Football managers have their preferences in style, mentality and formations. They take their ideals and concepts to most clubs they join. There’s little doubt that the 4-2-3-1 formation is the default, go to formation for modern managers. But, there’s a lot to be about the 3-5-2 formation working well in the modern game. In this article, we’re going to highlight three reasons why 3-5-2 is a great formation.
3) Two up front again
It feels like an eternity since we saw the old fashioned two partner forward pairing. The vast majority of footballing teams these days put their faith in one forward. They dress it up like it’s three with the wingers but football purists know the differences between strikers and wingers.
Remember a few decades ago when we had partnerships like Yorke and Cole, Del Piero and Trezeguet and Ronaldo and Raul? These partnerships live in the memory of fans who support them. There’s nothing more enjoyable than watching two forward up front in sync, something attested by football tipsters like EPL Tips.
Playing the 3-5-2 formation brings back these days and lets a striker have a partner again. The great thing about the two up front is that if one is in poor form, the other can carry the goalscoring burden.
2) Allows for both possession and counter attacking
The 3-5-2 is a fluid and flexible formation. It allows a team to keep possession, as they are operating with 5 across the midfield. This swamps the opposition in the middle of the park and can allow them to dominate the ball. Filling the midfield is something both defensive and attacking minded teams can employ. It can work for both cautious and gung ho managers.
It also works as an effective counter attacking style. The wingers are tasked with bombing down the flanks and supporting the forward, whipping in balls and pitching in with assists. The three centre backs handle the lone forward they usually play against. This frees up the wingers and one or two midfielders to burst on opposition in counter attacking opportunities.

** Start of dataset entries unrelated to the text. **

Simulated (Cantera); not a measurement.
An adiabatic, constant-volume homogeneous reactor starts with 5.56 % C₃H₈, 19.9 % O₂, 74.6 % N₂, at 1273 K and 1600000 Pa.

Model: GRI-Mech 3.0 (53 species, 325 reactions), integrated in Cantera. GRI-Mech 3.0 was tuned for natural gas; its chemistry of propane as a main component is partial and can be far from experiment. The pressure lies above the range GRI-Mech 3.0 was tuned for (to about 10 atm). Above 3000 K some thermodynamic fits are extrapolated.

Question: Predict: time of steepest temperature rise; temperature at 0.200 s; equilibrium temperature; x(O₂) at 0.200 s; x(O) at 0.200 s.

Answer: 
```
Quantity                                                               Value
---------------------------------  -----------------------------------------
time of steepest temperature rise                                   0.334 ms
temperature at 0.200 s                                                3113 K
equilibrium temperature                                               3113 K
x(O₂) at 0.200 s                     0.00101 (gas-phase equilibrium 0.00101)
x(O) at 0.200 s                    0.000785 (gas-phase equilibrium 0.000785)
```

1) Forces mistakes from opposition
Playing a 3-5-2 formation often results in more mistakes from opposing teams. The 3-5-2 usually requires the wingers and attackers to press opposition high up the field. This is something they’re not accustomed to doing in their defensive thirds. Most teams allow you opponents to at least reach the halfway line before putting pressure on. Pushing everyone farther upfield is a great way to enforce errors. Opposition also struggle to deal with the wingers who bombard them with runs, crosses and track back too.